Peking University students buying newspapers in Beijing, China
Peking University students buying newspapers in Beijing, China

Demotix/Alec Ash

(IFJ/IFEX) - 4 February 2013 - The International Federation of Journalists (IFJ) launches the fifth annual China Press Freedom Report titled Media at Risk: Press Freedom in China 2012, in Hong Kong today. The report reviews press freedom in China in 2012 and provides an important insight into the situation of press freedom in Mainland China and Hong Kong.

2012 saw an escalation in the efforts to control information and censor the media, with the management of media outlets in China receiving up to a dozen restrictive orders a day and a number of journalists who were suspended or forced to leave their jobs due to pressure from Chinese authorities. In 2011 the media situation in China was described as being in the 'Ice Age' and this characterization continued in 2012. In the cases involving Wang Lijun, Gu Kailai and Chen Guangcheng, mainstream media were either completely prevented from reporting on the issues or only permitted to republish those articles originally published in official media. In one case, a government official continuously refused to provide information that was in the public's interest using the excuse that it was a "state secret." The suppressive hand of the authorities stretched to control online media in 2012, with the government targeting microblogs. A number of bloggers were detained for days when they shared messages that were termed sensitive. A veteran journalist, Yu Chen, was forced to leave his job when he expressed his opinions online about the role of military service. Additionally, the comment function on the Weibo accounts of two mainstream online media organizations were blocked for a few days when they published articles that offended the authorities.

Media at Risk: Press Freedom in China 2012 also recounts restrictions placed on foreign journalists working in Mainland China. Many were harassed and others were beaten as they conducted their professional duties. In one case, unidentified people broke into the rooms of two foreign journalists while they were staying at an international chain hotel and destroyed their computers and cameras. Furthermore Chinese authorities refused work visas to foreign journalists in response to the content of their reports. According to a survey conducted by the FCCC, over the past two years 27 foreign journalists have been forced to wait more than four months for visa approvals. Thirteen of them had to wait for more than six months and three journalists who applied in 2009 have yet to receive any response from the authorities. Chris Buckley of the New York Times had to leave China at the end of 2012 because he was unable to obtain a work visa although he had applied months before. The websites of two leading international media organizations were blocked when they published information about the wealth of Xi Jinping and Wen Jiabao's families. Additionally, Tibet and Xinjiang are completely isolated from independent media access.
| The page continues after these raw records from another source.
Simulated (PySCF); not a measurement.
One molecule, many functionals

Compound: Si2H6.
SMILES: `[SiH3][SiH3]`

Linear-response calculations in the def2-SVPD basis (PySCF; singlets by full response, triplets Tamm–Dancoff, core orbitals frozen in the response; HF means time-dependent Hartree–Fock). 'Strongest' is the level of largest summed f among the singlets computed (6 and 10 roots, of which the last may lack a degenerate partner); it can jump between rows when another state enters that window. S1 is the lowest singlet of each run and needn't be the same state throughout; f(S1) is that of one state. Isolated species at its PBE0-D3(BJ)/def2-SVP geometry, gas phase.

Having monitored press freedom of China over the years, the IFJ has noted that the Chinese authorities are using newer and more innovative methods to track the activities of journalists, increasing the risk faced by journalists in carrying out their work. In 2012, the Central authority assigned two party officials to oversee the media in Guangdong Province, once known as the most liberal province in China. Tou Zhen, former Xinhua Deputy Editor, was appointed as the Chief of the Guangdong Propaganda Department, and Yan Jian, the former Deputy Chief of the Guangdong Propaganda Department and former Publisher of Xinhua in Guangdong Bureau, was appointed as the Communist Party Secretary of the Southern Press Group. They were involved in a scandal at the beginning of 2013 where the content of a newspaper was censored before it was published.

In the past few years, the Chinese authorities have tried to be more transparent by arranging press conferences and using online media to disseminate information to the public. However the manner in which the press conferences were conducted did more to restrict media freedom than promote it. During the trials of Wang Lijun and Gu Kailai a press conference served to divert media away from the courtroom into a press conference where a prepared statement was read out and the press were not allowed to ask questions.

The IFJ learns that the police have also been directly involved in the suppression of media. In one instance the police arranged an interview for media under heavy surveillance which was probably the first time that an interviewee was forced to accept an interview by the police. In another instance the police detained illegally a few journalists in Hong Kong and interrogated them for 44 hours. It is also reported that the Police cooperated with some unidentified people in blocking media from exercising their duties by accusing them of committing a crime.

The censorship of online media also increased in 2012. At the end of 2012, the Standing Committee enacted a law to legalize "Online Real Name Registration" which enables the Authority to shift the onus of censorship onto the internet service provider.

The suppression also extended to Hong Kong, where the authorities chose to buy the entire consignment of a book when it was published because they were unable to control the book's publisher. A journalist was detained by police after he posed a question to the President of China, a photographer was criminally charged, two journalists were assaulted by protestors and two media outlets were attacked.

It was also revealed that the media in Hong Kong in 2012 faced significant interference by the Chief Executive of Hong Kong, Leung Chun-Ying and other politicians. During the Chief Executive and Legislative Council elections, the media faced unprecedented interference. Sing Pao Daily practiced self-censorship under influence and during the Legislative Council Election media received a 'white-list' of pro-establishment candidates whom they were expected to promote unconditionally. Additionally, unlike the earlier transparent and cooperative approach demonstrated by the government and Chief Executive of Hong Kong when dealing with the media, 2012 has seen an emerging and troubling trend of evading all contact with independent media.

In Macau, a group of journalists were forced out of their jobs when they voiced their anger over the escalating self-censorship of the media in Macau. For instance a journalist was sacked after he disclosed that his employer self-censored and journalists were prevented from covering a protest about the suppression of media freedom.

Three journalists working in the region contributed to writing of the Media at Risk: Press Freedom in China 2012 report, and their articles reveal the difficulties faced by the media industry.

"Press freedom is a human right and the media must be able to perform their professional duties without fear and intimidation" The IFJ Asia-Pacific Office said. "The Government does not have a right to prevent the free dissemination of information that is in the public interest, and has a responsibility to protect the free access to information."

The IFJ urges the General Secretary of China Xi Jinping to adopt recommendations contained in the Media at Risk: Press Freedom in China 2012 report, and uphold press freedom and freedom of expression.